If you find yourself needing such a JOIN in event data, we recommend considering if syncing the joined data as User Profiles,
Group Profiles, or a Lookup Table would work instead.
Handling schema changes when using Mirror with Snowflake:
Adding new, default-NULL columns to Mirror-tracked tables/views is fully supported.ALTER TABLE <table> ADD COLUMN <column> VARCHAR DEFAULT NULL;
We recommend avoiding other types of schema changes. Snowflake streams only reflect changes to tables from DML statements. DDL statements
that logically modify data (e.g., adding new columns with default values, dropping existing columns, or renaming columns) will be reflected
in future data sent to Mixpanel, but the Stream will not update historical data with changes caused by DDL statements. Mirror uses Databricks Change Data Feed to track changes to Databricks tables.
The only requirement to use Mirror on a Databricks table is to enable change data feed on those entities.ALTER TABLE <table> SET TBLPROPERTIES (delta.enableChangeDataFeed = true);
Considerations when using Mirror with Databricks:
- Mirror is not supported on views in Databricks
- Databricks Change Data Feed only maintains change history for a limited number of days determined by delta.logRetentionDuration (default is 30 days). Make sure that the Mixpanel sync does not go longer
than this number of days without running. Mixpanel recommends leaving the default of 30 days to ensure that if Mixpanel loses access to the warehouse unexpectedly (e.g., a credentials change), there is time to correct the issue.
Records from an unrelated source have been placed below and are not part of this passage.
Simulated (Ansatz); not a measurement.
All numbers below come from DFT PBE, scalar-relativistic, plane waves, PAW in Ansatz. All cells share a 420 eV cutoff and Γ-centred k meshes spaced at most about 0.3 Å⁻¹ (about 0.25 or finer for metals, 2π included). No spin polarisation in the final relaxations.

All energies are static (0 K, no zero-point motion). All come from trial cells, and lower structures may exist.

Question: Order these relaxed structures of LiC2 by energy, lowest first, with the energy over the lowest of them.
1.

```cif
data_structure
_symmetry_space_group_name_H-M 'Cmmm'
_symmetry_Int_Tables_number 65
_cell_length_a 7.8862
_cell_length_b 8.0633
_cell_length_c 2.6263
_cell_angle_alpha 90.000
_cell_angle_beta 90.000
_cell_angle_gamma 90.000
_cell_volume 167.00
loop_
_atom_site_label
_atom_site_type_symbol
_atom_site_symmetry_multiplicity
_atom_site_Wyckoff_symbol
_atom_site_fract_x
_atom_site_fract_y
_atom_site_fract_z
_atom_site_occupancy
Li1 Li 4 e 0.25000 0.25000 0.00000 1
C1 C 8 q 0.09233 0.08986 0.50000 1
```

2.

- Databricks Change Data Feed does not work if a table is deleted and re-created with the same name. If using a tool like DBT to model
data in Databricks, make sure to use an incremental model so that
DBT does not replace the table each time it runs.
- While Databricks Change Data Feed works with adding new columns to the table, there are certain limitations when it comes to dropping columns or renaming columns
that use column mappings. In such scenarios, Mixpanel recommends deleting the sync (along with the data) and re-creating the sync.
Mirror takes Redshift table snapshots and runs queries to compute the change stream between two snapshots using the computed MD5 hash value for each row. Snapshots are stored in a staging schema created in Step 1.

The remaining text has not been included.